The Capitals have tried everything \u2014 except trading Ovechkin

The Capitals have tried everything \u2014 except trading Ovechkin

The knee and hamstring injuries through which Alex Ovechkin soldiered on for the final nine games of the playoffs may, to a degree, muddle the Capitals’ postmortem, but this fact is not complicated at all:

In three playoff series against Sidney Crosby and the Penguins, Ovechkin and the Caps are 0-3 — losing all three times as the higher seed and in each of the past two years as the Presidents’ Trophy winner. In four international tournament confrontations against Crosby and Canada, Ovechkin and Russia are 0-4, with No. 8 outscored seven points to none.

This is not Wilt Chamberlain against Bill Russell, when Russell won every time surrounded by better personnel and Chamberlain won the one time his team undoubtedly was superior.

This instead is Popeye against Bluto.

And that is the cartoonish reality with which Washington’s entire power structure must grapple in attempt to plot a path forward after the team’s seventh loss in its last nine playoffs to a lower seed, fifth in a home Game 7, plus another pair of Game 7 defeats at Madison Square Garden to the higher-seeded Rangers, once after holding a 3-1 series lead.

You can strengthen the support system until all the spinach in the world has been consumed, but it is difficult to imagine management doing much more than signing Justin Williams and Matt Niskanen as free agents and trading for T.J. Oshie and Kevin Shattenkirk over the past two years to accomplish that objective.

You can pick apart Karl Alzner and Tom Wilson all you want. You can run through the pluses and minuses of another coach or even run through another coach if you think there is a better one out there than Barry Trotz.

But what do you do when your signature player, your franchise player, is never the best player on the ice when it counts the most?

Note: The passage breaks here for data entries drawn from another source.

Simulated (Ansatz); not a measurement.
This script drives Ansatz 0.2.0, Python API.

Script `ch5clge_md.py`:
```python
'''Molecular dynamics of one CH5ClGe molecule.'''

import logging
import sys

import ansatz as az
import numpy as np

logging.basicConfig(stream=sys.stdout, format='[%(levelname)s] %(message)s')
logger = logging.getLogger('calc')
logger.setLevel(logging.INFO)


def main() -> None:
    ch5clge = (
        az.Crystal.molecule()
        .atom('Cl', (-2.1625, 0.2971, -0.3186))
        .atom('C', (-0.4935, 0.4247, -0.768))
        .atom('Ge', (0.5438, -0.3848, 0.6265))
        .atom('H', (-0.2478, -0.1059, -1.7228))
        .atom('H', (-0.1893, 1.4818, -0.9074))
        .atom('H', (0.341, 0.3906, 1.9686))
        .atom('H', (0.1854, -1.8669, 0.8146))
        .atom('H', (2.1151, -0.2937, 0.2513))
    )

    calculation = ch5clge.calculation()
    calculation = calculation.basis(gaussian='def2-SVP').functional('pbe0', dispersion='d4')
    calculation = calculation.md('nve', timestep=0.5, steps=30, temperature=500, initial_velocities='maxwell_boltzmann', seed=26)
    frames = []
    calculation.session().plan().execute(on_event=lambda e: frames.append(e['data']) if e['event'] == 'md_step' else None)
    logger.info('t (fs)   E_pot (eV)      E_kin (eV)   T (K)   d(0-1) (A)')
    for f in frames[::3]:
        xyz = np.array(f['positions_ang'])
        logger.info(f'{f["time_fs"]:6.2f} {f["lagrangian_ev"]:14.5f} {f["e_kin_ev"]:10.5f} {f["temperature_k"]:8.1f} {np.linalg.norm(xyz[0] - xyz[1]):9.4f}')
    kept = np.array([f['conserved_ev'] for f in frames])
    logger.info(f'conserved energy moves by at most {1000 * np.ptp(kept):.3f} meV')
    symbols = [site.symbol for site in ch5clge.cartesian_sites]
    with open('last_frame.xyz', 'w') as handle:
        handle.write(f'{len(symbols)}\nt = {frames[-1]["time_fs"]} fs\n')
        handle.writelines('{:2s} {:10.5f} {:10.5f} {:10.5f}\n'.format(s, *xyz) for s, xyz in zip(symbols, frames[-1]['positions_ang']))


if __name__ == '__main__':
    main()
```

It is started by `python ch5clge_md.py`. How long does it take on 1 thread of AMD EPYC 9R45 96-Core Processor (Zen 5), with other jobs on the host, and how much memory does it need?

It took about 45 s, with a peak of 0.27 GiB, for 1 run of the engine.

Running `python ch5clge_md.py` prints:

Ovechkin remains one of the most compelling athletes in the NHL. But he will turn 32 before next season starts. His recklessly physical style of play has taken a toll. He is coming off a year in which he took the second-fewest shots of his career. He scored 16 even-strength goals, by far the lowest full-season total of his 12-year career (25 in both 2010-11 and 2011-12), that tied for 67th in the NHL.

And he has four years remaining on a contract that carries a $9,538,462 million cap hit through 2020-21. That makes him tradeable only for a player or combination of players carrying a similar obligation, and only to a team for which Ovechkin would waive his no-move clause.

Could the Kings, under new management after winning one playoff game over the past three years while missing the tournament twice, go for something like that if the rehabbing Marian Gaborik is part of the package that goes the other way? Maybe. But the Kings might prefer to take another run at getting Ilya Kovalchuk from the Devils seven years after finishing second to New Jersey in the prodigal’s free-agent sweepstakes.

The Capitals fans likely would buy into an Ovechkin deal at this point. But there is surely no guarantee that owner Ted Leonsis would be amenable to moving on from the individual who almost singularly transformed the Caps into a power brand in the league and a vibrant product in D.C. and for whom he always demonstrated the utmost support. If Ovechkin is traded, it will be an ownership decision.

Twelve years of Ovechkin. Seven division titles. Four first-seeds without a conference title. Never once more than seven playoff wins in any year to show for it.

The Caps am what they am.

Perhaps as much to the point, so is Crosby.


Seriously, the Penguins surviving the Columbus-Washington Metro Division gauntlet without Kris Letang and 2016 Cup-winning goaltender Matt Murray is representative of as good a coaching job in the playoffs from Mike Sullivan as we’ve seen.

It is safe to say that the separation of Sullivan from John Tortorella, a partnership at the end under which each other’s deficiencies were reinforced by the other, has benefited both men.

And perhaps the best trade deadline decision was Pittsburgh general manager Gentleman Jim Rutherford not engaging in talks to deal Marc-Andre Fleury.


If the Chicago-Los Angeles Western power axis shifts to Edmonton-Nashville, as seems quite possible, what exactly does that mean on a national scale to and for an NHL that has a soft spot for its small markets, but thrives when big-market powers dominate?


Ben Bishop for six years? Good luck to Dallas on that.


see also

The Winter Classic will be played at Citi Field


Enter a new contestant into the running for worst timing…

The 2018 Winter Classic between the Rangers and Sabres at Citi Field is the most vanilla and least enticing in terms of the matchup and site since the event was hatched as an annual event in 2008.

I love the outdoor-game concept (and Citi has a nice, enclosed press box), but Rangers-Sabres on the national stage? Why? Who cares?

Well, the commissioner does.

Rangers-Sabres in Queens is representative of Gary Bettman’s operation in which the commissioner is able to marshal support from the Board of Governors for even his worst ideas — e.g., the playoff format and the offside coach’s challenge — through use of political patronage.

This game is partially a thank you to the Wilpons for their participation in the effort to land the Islanders a new arena and partially another thank you to Terry Pegula for rescuing the Sabres from Tom Golisano’s ownership. Plus, Buffalo is always a great television market for the league, so there is that.

But it sure isn’t the grand-scale event that was once imagined by the league.